Until watching “Holy Rollers,” it had been years since I thought about what a religion professor, appropriately enough here, told my prerequisite class years ago. In his dense, old-world Brooklyn accent textured in and around the same neighborhoods featured in this movie, he said “if you walk away from a movie without reconsidering long-held ideas or finding yourself changed in even to a small degree, you’re probably just wasting your time.”
Don’t get me wrong, I unabashedly love a good robot apocalypse and seeing Rob Schneider slip in dog poop as much as the next guy, but when a movie falls in your lap about Hasidism and drug smuggling, it’s time to start loosening up your eyebrows for a good raise or two. Unfortunately, “Holy Rollers” fails to stimulate, but if you’re looking for a fun time at the movies, you could do a lot worse than this little indie flick.
It’s a coming-of-age piece about Ben Gold (a surprisingly understated Jesse Eisenberg), an agonizingly shy 20-year old in a Jewish Orthodox neighborhood, studying to be a rabbi, freshly rejected from an upcoming arranged marriage.
It’s a culture-clash movie about the disparity between his familiar, devout community and the neon hedonism of Amsterdam.
And it’s a crime thriller about the unassuming Ben — payos (side curls), black hat and all — muling Ecstasy into the states. All of this unexpected mayhem comes about due to Ben’s next-door neighbor, Yosef (Justin Bartha, the sun-stroked groom of “The Hangover”), a porn-loving, cokeheaded, chain-smoking Goofus to our main guy’s Gallant.
To boot, the story’s based on a true story, set during the late ’90s MDMA boom. And the characters in the movie? You can thank those inconspicuous, real-life hustlers for a ton of wild parties probably even in far-removed Arkansas after they managed to smuggle in over a million pills of Ecstasy in only six months. That’s a lot of drugs, a lot of excitement and a movie-worthy sum by any count. But in spite of it all, “Rollers” never quite takes off the way you want it to.

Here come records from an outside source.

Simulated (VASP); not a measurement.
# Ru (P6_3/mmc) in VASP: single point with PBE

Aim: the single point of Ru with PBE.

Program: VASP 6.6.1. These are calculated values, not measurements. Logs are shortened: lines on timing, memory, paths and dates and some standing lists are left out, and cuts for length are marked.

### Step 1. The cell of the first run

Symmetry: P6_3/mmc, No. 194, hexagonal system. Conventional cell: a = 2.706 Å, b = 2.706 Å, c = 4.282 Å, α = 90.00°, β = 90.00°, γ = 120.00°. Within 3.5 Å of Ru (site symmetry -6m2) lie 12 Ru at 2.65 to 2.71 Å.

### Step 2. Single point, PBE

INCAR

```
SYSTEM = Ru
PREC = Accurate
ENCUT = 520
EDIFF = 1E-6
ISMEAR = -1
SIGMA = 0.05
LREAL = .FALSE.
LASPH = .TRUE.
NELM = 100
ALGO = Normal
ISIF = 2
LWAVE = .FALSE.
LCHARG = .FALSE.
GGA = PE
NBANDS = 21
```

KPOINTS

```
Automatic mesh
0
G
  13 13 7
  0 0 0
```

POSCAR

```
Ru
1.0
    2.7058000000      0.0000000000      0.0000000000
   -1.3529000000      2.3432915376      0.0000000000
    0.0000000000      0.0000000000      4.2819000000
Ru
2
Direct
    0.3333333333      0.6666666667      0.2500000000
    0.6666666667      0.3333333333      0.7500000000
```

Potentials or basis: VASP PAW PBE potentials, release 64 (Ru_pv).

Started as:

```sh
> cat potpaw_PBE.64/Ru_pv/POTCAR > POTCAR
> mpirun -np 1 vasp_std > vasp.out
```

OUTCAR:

Like the bulk of its other contemporary, hedonist, “based on true events” cautionary tales (“Party Monster,” “21”), this promising film leaves you just entertained enough but ultimately unnourished, with more questions about the eccentric source material than newfound insights about the characters behind it. It’s a fantastic premise, ripe with opportunity to explore issues of faith and hedonism, devotion and inhibition, nature and nurture — with fun, high sexiness throughout — but first-time director Kevin Asch never bothers to ask any questions, so no answers are ever given. And the fun, high sexiness on screen just comes off as a typical Saturday night at an OK club.
Not to kvetch too much about the movie’s lack of introspection: I’ll admit the movie’s an altogether good time, jarring the viewer back and forth from Ben’s family house and synagogue — both filmed in the gorgeous, blacks and golden browns of Gordon Wills’ Corleone compound — to Manhattan basement parties and Dutch red-light districts. Jesse Eisenberg’s discreet performance was at once skillfully charmless and totally sympathetic which, by the end, got the ol’ heartstrings moving during his inevitable (and, yeah, formulaic) fall from grace.